While fixing up our house we have found a lot of things. A couple of weekends ago I added 307 spider lily bulbs to the list. I worked for hours digging them out of the earth. It was great!
The dirt was soft from the rain the day before and it was like going on a treasure hunt. So after digging them up I wondered what I should do with them. I could replant them. The end of summer and beginning of fall is when spider lilies bloom anyways, but that’s a lot of bulbs to plant! Then I got the idea to make a raised flower bed just for them.
Instead of planting them, I’ll store them and plant the buds next spring so they’re ready! The thing is, having not done any gardening at all, I had no idea how you store bulbs. With a little investigating (i.e. consulting my Mother-in-Law and Google) I found out what to do! Turns out Tupperware isn’t really the best way to store them.
The first thing that should be done is setting your bulbs out to dry. This could be overnight, a couple of days, or even a week. You shouldn’t let them sit out for longer than a week. Once that is finished you’re ready to put them away.
You will need:
A toothbrush (not the current one you use to clean your teeth) or other kind of brush to gently clean the dirt off the bulbs.
A container or box to keep the bulbs safe. I chose to get a cardboard box lined with newspaper for extra protection.
Sand or peat moss to put in the container.
You’ll start by cleaning the dirt off the bulbs. They don’t have to be super sparkly clean but you don’t want them still caked in mud either.
Once all of the cleaning is done you’re ready to put them in storage. You want a container that breathes to prevent the bulbs from molding. Moldy bulbs = bad bulbs that won’t grow in the spring.
These bulbs won’t work!
Put the sand or peat in the container and start placing bulbs. You don’t want them to be too squished together. They need a little bit of space. This will also keep them from coming into contact with other bulbs that might have mold or something else funky. Depending on how many bulbs you have you can layer them until the box is full.
Once the box is full, be sure to label the box and then it is ready to store in a cool dry place. That could be a closet or the garage. Wherever they won’t get too warm or wet.
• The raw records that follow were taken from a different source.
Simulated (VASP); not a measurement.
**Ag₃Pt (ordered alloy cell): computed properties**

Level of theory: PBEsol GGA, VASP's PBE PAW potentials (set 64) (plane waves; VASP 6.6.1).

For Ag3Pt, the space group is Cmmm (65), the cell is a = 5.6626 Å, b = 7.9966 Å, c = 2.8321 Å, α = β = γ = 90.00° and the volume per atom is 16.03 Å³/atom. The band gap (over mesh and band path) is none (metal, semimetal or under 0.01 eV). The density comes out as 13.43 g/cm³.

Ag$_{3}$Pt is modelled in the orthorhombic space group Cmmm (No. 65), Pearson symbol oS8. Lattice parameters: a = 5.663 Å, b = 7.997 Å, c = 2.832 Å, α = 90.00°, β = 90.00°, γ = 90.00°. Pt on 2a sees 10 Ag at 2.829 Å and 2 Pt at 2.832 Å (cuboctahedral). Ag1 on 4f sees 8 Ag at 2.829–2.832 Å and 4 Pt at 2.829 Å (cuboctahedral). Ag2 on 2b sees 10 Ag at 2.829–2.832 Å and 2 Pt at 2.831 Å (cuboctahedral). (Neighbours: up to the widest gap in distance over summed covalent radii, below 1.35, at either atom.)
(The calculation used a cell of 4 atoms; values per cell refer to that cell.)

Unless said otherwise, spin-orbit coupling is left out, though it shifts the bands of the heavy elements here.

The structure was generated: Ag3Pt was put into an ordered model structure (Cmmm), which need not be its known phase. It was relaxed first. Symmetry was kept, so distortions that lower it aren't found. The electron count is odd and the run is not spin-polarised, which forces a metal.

Be sure to check on them once a month just to make sure they are okay. Gently squeeze bulbs to see if they are firm or squishy. If you happen to find squishy bulbs remove them from the box. If they seem a little too dry you can spritz them with a little water to get them back to normal. Now you have bulbs that will be ready to plant next spring!
P.S. While this article is specifically for Spider Lily bulbs the same basic procedure can be used for other bulbs. Cleaning them off, putting them in newspaper, and then placing them in a container that can breathe works for just about any plant bulb. Be sure to check with someone who knows about storing bulbs, or the internet for any other guidelines for your specific plant.